Core i3 convertible, anyone? Toshiba's Satellite U920T Ultrabook
Here, the conversion from tablet to laptop involves sliding back the touchscreen, revealing the keyboard beneath. You push it back all the way to the hinge before it can be tilted upright. This arrangement does at least allow for any screen angle covering around 90 degrees, as the hinge holds firm very well. That said, if you try to partially close the screen to get to sockets at the back you're going to find it a habit that needs breaking so that hinge doesn't.
Returning to tablet form does involve lying the screen flat before sliding across, so while it all functions well enough, you do need to apply a bit of thought to hurriedly putting it away. You can’t snap it shut like a laptop as the screen doesn’t fold that far and leaving it open is bulky and potentially vulnerable. Indeed, having a 12.5in, 16:9 aspect screen means there’s plenty of it for you to want to pack away neatly.
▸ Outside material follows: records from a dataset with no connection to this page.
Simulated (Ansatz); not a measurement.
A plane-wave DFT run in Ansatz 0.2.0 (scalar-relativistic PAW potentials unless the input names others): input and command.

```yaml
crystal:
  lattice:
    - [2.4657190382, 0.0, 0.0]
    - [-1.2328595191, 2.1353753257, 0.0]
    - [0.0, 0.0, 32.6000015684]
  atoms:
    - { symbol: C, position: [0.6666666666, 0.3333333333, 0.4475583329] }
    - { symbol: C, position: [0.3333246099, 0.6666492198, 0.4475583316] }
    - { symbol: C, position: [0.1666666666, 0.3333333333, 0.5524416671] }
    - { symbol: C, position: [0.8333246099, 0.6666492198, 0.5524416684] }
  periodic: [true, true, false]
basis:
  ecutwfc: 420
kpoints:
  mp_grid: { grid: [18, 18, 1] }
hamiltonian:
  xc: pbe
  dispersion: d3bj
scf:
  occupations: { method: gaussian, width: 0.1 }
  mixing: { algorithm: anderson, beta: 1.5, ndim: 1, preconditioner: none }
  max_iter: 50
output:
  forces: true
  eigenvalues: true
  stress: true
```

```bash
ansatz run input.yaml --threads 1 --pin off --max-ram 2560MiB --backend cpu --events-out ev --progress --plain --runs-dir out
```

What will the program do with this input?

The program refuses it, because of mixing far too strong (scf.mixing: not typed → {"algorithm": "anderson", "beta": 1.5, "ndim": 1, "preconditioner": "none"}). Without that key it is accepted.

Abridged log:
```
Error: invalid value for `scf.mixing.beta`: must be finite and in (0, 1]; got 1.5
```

Slide to open: It actually clicks into this position so you can use the camera on the back and the trackpad to fire the shutter
Toshiba offers the Satellite U920T with either a 1.8GHz Intel Core i3-3217U CPU or a 1.7GHz Core i5-3317U. While there are 4GB or 8GB of RAM options, the Samsung SSD provided is only 128GB, which leaves a mere 67GB out of the box, although this does include a recovery parition. The screen resolution on all models remains at 1366 x 768, which actually works out quite well for some touchscreen work. Even though it might not appeal to all inclined to use it as a laptop, it does output full HD from the HDMI port.
There are two USB 3.0 ports with one allowing charge during sleep, which is handy. The mic-headphones combo socket is next to the SD card slot, that’s well hidden behind a plastic cover. If you’re less than thrilled by the SSD limits, the SD card slot can take up some of the slack for movies, music and suchlike. The 1Mp webcam is nothing special but easy to overlook is the rear facing 3Mp autofocus camera on the back of the screen that’s closed off in tablet mode. Alas, this is no great shakes either.
Easy to miss when in place – a plastic cover hides the SD card slot
Curiously, Toshiba doesn’t provide any photo apps, yet stuffs Nero 12 Essentials media backup and authoring wares on this Ultrabook, even though it lacks an optical drive. You’ll need to get to the Modern interface to use the standalone Camera functions. This opens the possibility of being lured into finding other photo apps on the Store as you seek out Skype and more.